The most pressing debate of our time reared its head when Baker Mayfield stepped onto the field in relief of the injured Tyrod Taylor. Mayfield led the Cleveland Browns to their first victory in 635 days! The clamor to start him from Day One began when he was selected with the first overall selection in the draft. John Vogel maintains that a select few rookie quarterbacks should start early and Andy Lykins maintained that there is much to be gained from allowing a rookie sometime before throwing him into the NFL fire. Below is our debate presented in the finest philosophical format you’ll find anywhere.
Question 1: What’s the single biggest reason either for against starting a rookie quarterback early?

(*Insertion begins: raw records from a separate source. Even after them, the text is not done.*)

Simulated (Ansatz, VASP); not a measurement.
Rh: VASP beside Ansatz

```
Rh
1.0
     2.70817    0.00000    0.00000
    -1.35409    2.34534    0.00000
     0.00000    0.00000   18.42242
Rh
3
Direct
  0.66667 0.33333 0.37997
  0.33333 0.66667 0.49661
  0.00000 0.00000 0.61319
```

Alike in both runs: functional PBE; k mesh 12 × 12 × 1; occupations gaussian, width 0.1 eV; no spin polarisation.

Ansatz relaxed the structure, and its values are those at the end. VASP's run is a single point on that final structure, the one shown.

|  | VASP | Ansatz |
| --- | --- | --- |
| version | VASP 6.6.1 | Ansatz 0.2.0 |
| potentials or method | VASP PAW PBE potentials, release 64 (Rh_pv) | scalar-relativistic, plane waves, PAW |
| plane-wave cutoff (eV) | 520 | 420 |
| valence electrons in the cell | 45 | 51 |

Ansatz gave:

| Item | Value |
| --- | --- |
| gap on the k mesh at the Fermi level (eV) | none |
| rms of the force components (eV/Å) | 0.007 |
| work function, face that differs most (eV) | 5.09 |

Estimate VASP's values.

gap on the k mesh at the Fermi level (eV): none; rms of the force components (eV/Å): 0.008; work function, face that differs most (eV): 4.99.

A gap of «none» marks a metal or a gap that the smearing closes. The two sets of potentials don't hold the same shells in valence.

Andy Lykins: For me, the biggest reason is that their development could be stunted by being forced to play in a bad situation for a majority of a season with an unusual off-season. Taking a rookie quarterback high in the draft prevents the prospect from enjoying a full year worth of development. College Bowl games, and combine exercise preparation result in a truncated off-season.
Their grasp of the playbook, while certainly impressive for the conditions is not that of an NFL veteran with multiple years experience in the system. They may have a memorization of a certain segment of plays and can be expected to learn more as the season goes on. However, this does not account for all the nuances and expectations of the different defenses you may encounter.
Early playing success does not account for defensive coordinators learning some tendencies and adjusting game plans to counter. It doesn’t allow you to set in stone your “new” throwing motion that you worked on in order to make yourself more appealing. That’s why a limited exposure for a rookie works best for me in year 1. Less than a handful of games no matter what for nearly all rookies is my ideal plan.
John Vogel: Normally, I agree that it is wise to sit and learn as a young rookie quarterback. Many quarterbacks come into the league and aren’t ready to yet take the rigorous grind of an NFL season. However, some rookies provide clues, in camp and preseason, outside of their college tape that shows they are indeed ready to take on the NFL.
Baker Mayfield is a great example of this. All through camp and preseason, he showed us all of the little things we like to see in NFL quarterbacks that proved he was ready to play. His technique, his footwork, his form, his decision making and his measurable’s. Nothing had changed from his move from college to the NFL. When a young rookie shows all of this, then I can easily presume that he is ready to play in the league.
Andy Lykins: While Baker Mayfield may have initial success, you may be stunting future growth by forcing him to rely on athletic skills. And as a general organizational philosophy is it a good idea force a valuable asset into a risky situation, when waiting a short time can increase his chances of success?
John Vogel: Baker isn’t the most athletic guy to begin with. His athleticism worked in college and allowed him to dominate against lesser talent, but the majority of NFL players are more athletic then he is. That means that he will not be able to trust his athleticism, as he won’t see initial success base on his athleticism.
The places that we have seen Baker Mayfield dominate so far are in the good traits that you want to see in your quarterback. His decision making through the preseason and in the Jet’s game was off of the charts. The problem that the Browns offense had dealt with while Tyrod Taylor was playing quarterback is that the intermediate and deep passing attack wasn’t there. Tyrod doesn’t like to take chances so the ball didn’t go to those areas of the field. Baker does, and that intermediate passing game popped as soon as he entered the game. That forced the Jets to back out of the box and opened the Browns’ run game.
The main point here is Baker was pro ready when he finished his junior year. Another year of experience only helped him. In the case of Mayfield, there is hardly a chance of hindering his future success.
Question 2: What are other factors that account for your position?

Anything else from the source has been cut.